Affirming Laudianism - on being a 1662 Anglican

Can 'Laudian' be used in any meaningful sense to describe the living out of a tradition within contemporary Anglicanism?  Can the use of a term derived from a (to say the least) somewhat controversial 17th century Archbishop of Canterbury have any relevance to the Anglican vocation and mission in the early 21st century?

To begin with, we can note that 'Laudian' has been used to describe expressions of Anglicanism beyond Laud's time at Canterbury.  Two significant examples come to mind.  R.S. Bosher's The Making of the Restoration Settlement (1951) pointed to the essential Laudian nature of the 1662 settlement - "the Laudian triumph".  Related to this, Stephen Hampton's Anti-Arminians: The Anglican Reformed Tradition from Charles II to George I (2008) has described a vibrant Reformed tradition within Restoration Anglicanism sharing a "commitment to the neo-Laudian liturgical agenda of the later Stuart Church".
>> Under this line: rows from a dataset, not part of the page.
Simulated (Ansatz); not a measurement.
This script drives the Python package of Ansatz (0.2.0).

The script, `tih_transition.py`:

There is a particular importance to this if we describe ourselves - after Andrew Davison - as 'Being a 1662 Anglican'.  To be committed to "understandings and practices that have been at the foundation of our church order since 1662" is to receive the gift of the 1662 settlement as an expression of Reformed Catholicity.  It is to be Laudian.

Davison's post focussed on the gift of episcopal order.  As Laud himself stated in 1637, in opposition to Puritan critics:

Our main crime is (would they all speak out, as some of them do) that we are bishops ... And I say further, that from the Apostles' times, in all ages, the Church of Christ was governed by bishops, and lay elders never heard of till Calvin's newfangled device at Geneva.

Laud is here echoing Hooker's insistence:

A thousand five hundred years and upward the Church of Christ hath now continued under the sacred Regiment of Bishops (LEP VII.1.4).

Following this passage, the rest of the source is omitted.